The Judiciary has split the Environment and Land Court (ELC) into two divisions in a move aimed at fast-tracking land cases.
Environmental cases will be handled by the Environment and Planning Division, while land matters will squarely fall under the Land Division.
The Judiciary on Monday announced that each court will have two appointed magistrates to resolve the controversy about differing court orders.
According to Chief Justice Martha Koome, ELC had determined hundreds of complex and dynamic cases across the country in the past 10 years.
Koome said the split would see the period used to determine cases reduced drastically.
“The Environment and Land Court has been the busiest and hence the need to split it as we appoint two magistrates at the lower courts to deal with land matters,” she said.
Speaking during the launch of the two divisions in Sawela Lodge in Naivasha, Koome was full of praise for ELC, noting that it had resolved 9,612 cases last year.
“We have over 14,000 cases pending in ELC with 4,782 dragging for the last three years, and this is against our non-adjournment policy,” she said.
During the ceremony, Koome took issue with all government and private institutions polluting the Nairobi River, adding that they should be arrested and charged in court.
Land Cabinet Secretary Zach Njeru lauded the move to split ELC , noting that land matters were very emotive, and needed to be resolved urgently.
He said that plans to fully digitise land services in Nairobi were at an advanced stage before moving to Mombasa and other major towns.

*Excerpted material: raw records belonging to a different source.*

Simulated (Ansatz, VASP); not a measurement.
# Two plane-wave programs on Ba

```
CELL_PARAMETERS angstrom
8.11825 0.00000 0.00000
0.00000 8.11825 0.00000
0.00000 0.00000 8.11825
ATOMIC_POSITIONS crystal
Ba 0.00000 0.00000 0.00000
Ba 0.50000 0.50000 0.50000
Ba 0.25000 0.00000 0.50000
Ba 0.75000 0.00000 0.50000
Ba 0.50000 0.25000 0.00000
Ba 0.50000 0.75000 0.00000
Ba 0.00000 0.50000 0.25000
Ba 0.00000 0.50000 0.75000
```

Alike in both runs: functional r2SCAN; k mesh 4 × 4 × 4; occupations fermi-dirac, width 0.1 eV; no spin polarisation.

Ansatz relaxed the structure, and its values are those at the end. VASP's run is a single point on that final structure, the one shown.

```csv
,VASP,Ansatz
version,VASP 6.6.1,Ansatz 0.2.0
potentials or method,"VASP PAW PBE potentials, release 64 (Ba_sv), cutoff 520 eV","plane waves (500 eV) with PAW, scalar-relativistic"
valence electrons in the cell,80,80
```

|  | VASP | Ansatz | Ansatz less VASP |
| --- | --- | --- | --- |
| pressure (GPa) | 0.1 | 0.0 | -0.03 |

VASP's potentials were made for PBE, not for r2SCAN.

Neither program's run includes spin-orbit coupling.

“The ministry uses a lot of funds to take our officers and documents to court, and we hope that in the coming days, we shall go digital in tabling our evidence,” he said.
Deputy Chief Justice Philomena Mwilu took issue with the operations at the land department, noting that this had led to an increase in land disputes. “We don’t understand how one department can issue two title deeds for the same parcel of land,” she said.